As we enter this season of Lent, many of us are contemplating appropriate ways to observe the season. We begin on this Ash Wednesday by remembering that we are dust, and to dust we shall return. No matter where or when we are born, or to whom, or what our lives hold, we all are human. We are born, and we die. In the space between, we act and react, and these actions and reactions are what make up a human life. What animates those actions and reactions? Your answer may depend on what you believe about this human life. Is this all there is, or is this life part of something bigger?
I believe that we come from God, and we return to God. And if that is true, then what St. Paul said it true, that nothing can separate us from the love of God.
But we live in a world where we can often feel separated from God.
I have come to love Lent because it is a yearly opportunity to remember who I am and whose I am, to re-member myself to God, the creative love animating the universe. "The world" seems to have a lot of expectations of our lives, based on when and where we were born, and to whom, and a whole lot of other things. But what does God expect?
Read the words of the prophet Isaiah, in the scripture appointed for today:
"Is not this the fast that I choose: to loose the bonds of injustice, to undo the thongs of the yoke, to let the oppressed go free, and to break every yoke? Is it not to share your bread with the hungry, and bring the homeless poor into your house; when you see the naked, to cover them, and not to hide yourself from your own kin?" (Isaiah 58:6-7)

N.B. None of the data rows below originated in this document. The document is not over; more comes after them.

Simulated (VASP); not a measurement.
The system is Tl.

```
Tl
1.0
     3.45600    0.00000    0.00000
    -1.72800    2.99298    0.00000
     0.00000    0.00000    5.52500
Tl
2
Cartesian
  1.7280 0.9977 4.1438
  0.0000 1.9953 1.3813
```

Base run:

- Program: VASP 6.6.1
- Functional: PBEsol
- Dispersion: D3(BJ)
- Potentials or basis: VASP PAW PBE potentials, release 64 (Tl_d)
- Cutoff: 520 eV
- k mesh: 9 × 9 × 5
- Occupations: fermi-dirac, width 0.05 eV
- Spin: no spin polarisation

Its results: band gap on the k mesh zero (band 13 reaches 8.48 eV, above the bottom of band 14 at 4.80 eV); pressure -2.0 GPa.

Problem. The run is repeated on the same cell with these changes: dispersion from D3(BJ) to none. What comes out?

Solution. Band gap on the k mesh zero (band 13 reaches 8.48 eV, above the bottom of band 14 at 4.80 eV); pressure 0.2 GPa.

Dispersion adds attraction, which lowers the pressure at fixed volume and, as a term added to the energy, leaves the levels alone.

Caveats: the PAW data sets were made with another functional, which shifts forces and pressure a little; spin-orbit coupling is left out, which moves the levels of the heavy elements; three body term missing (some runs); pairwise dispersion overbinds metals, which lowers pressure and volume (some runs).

These are God's hopes for how we will live, because God has a dream for us:
Then your light shall break forth like the dawn, and your healing shall spring up quickly; your vindicator shall go before you, the glory of the Lord shall be your rear guard. Then you shall call, and the Lord will answer; you shall cry for help, and he will say, Here I am.
If you remove the yoke from among you, the pointing of the finger, the speaking of evil, if you offer your food to the hungry and satisfy the needs of the afflicted, then your light shall rise in the darkness and your gloom be like the noonday. The Lord will guide you continually, and satisfy your needs in parched places, and make your bones strong; and you shall be like a watered garden, like a spring of water, whose waters never fail. Your ancient ruins shall be rebuilt; you shall raise up the foundations of many generations; you shall be called the repairer of the breach, the restorer of streets to live in."
May the ashes on our foreheads remind us that wherever and whoever we are, we are dust. But the best kind of dust, the kind created and given life by God.
Kristine, Thank you for sharing your words as they truly have spoken to my spirit.